Eddie Gamboa might be the most interesting man in the Orioles farm system. After five seasons in the minor leagues, the 29 year old righty converted into a knuckleball pitcher at the start of the 2013 season and the results have been remarkable.
In 16 starts with Double-A Bowie, Gamboa pitched to a 3.46 ERA, 1.141 WHIP, 7.2 K/9 and 2.55 K/BB. Now, after allowing just one hit over his last 14 1/3 scoreless innings pitched, including a seven inning no hitter, Gamboa is headed to Triple-A Norfolk.
On the latest edition of Baseball Prospectus’ Fringe Average podcast, Mike Ferrin and Jason Parks discussed Gamboa and the difficulty of scouting knuckleball pitchers. “Can he throw the pitch for strikes? Can he control the knuckleball,” Ferrin asked. “His last couple of starts he really has. He’s thrown a ton of pitches into the strikezone — a ton of knucklers in the strikezone and he’s increased the percentage of knuckleballs he’s used. I mean, he’s going 70 to 75 percent in this last outing.”
The other concern for knuckleball pitchers at the big league level is controlling the running game. Ferrin told Parks that Gamboa has a quick feet and a great move for a right handed pitcher.
Of course, secondary pitches remain important for any knuckleball pitcher. Gamboa can still work his fastball 90-91 MPH, but Ferrin says he still needs to work on his command of the pitch. Gamboa is still throwing his fastball when behind the count, 2-0 or 3-1. Ferrin adds that if Gamboa were to add a breaking ball to keep hitters off balance he could be a real interesting piece for the Orioles down the road.
As for the knuckler, Gamboa throws two variations. A harder knuckleball that works like a slider as it comes in on the hands of left handed batters and away from righties. His soft knuckleball moves like a changeup “with some armside fade.”

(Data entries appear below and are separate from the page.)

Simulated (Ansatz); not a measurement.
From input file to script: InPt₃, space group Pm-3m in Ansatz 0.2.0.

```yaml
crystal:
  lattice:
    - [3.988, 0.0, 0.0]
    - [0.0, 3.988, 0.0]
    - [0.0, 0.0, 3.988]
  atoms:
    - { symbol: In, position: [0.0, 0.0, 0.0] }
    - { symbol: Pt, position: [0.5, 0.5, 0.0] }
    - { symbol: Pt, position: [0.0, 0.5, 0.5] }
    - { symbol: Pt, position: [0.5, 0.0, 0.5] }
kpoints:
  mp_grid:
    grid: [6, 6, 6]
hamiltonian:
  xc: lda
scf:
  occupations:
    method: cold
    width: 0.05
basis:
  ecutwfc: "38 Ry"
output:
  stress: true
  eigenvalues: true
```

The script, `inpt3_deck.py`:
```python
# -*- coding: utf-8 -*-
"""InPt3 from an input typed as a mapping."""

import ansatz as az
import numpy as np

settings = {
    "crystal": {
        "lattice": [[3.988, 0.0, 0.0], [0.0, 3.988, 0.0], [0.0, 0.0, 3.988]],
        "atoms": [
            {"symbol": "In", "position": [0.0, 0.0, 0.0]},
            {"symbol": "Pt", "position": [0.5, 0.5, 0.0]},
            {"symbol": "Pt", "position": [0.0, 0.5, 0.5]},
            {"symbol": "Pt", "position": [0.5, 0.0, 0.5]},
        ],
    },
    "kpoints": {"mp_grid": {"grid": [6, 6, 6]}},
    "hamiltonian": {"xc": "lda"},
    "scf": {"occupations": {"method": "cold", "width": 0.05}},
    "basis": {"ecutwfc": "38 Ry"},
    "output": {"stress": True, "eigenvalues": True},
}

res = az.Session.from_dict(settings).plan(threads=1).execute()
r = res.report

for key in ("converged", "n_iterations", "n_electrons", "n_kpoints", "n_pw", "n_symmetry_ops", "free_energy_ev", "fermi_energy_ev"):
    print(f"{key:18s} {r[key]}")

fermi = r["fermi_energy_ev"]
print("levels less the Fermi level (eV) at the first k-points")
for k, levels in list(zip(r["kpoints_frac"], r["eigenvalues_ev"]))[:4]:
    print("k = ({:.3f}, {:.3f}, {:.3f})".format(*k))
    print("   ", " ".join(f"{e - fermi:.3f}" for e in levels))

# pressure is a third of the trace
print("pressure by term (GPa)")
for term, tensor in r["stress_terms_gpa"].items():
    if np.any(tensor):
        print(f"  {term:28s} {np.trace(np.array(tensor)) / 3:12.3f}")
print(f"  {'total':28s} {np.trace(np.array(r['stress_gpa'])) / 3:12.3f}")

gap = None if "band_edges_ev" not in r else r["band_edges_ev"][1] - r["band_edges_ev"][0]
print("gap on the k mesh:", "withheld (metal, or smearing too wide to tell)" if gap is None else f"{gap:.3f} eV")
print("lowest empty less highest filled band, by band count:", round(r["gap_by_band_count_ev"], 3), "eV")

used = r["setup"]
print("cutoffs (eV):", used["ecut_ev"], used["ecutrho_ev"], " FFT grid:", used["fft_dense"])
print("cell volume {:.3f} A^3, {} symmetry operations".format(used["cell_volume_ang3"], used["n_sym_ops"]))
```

“The scout that I talked to had seen him a couple times and said ‘I think he’s as interesting as anything,'” Ferrin added. “He said ‘I will bet you right now that he will be in the big leagues before Labor Day.'”
Labor Day? That’d be one hell of a season for the career minor leaguer. Hopefully the knuckler succeeds at Triple-A, it would be great to see another valuable arm in Baltimore.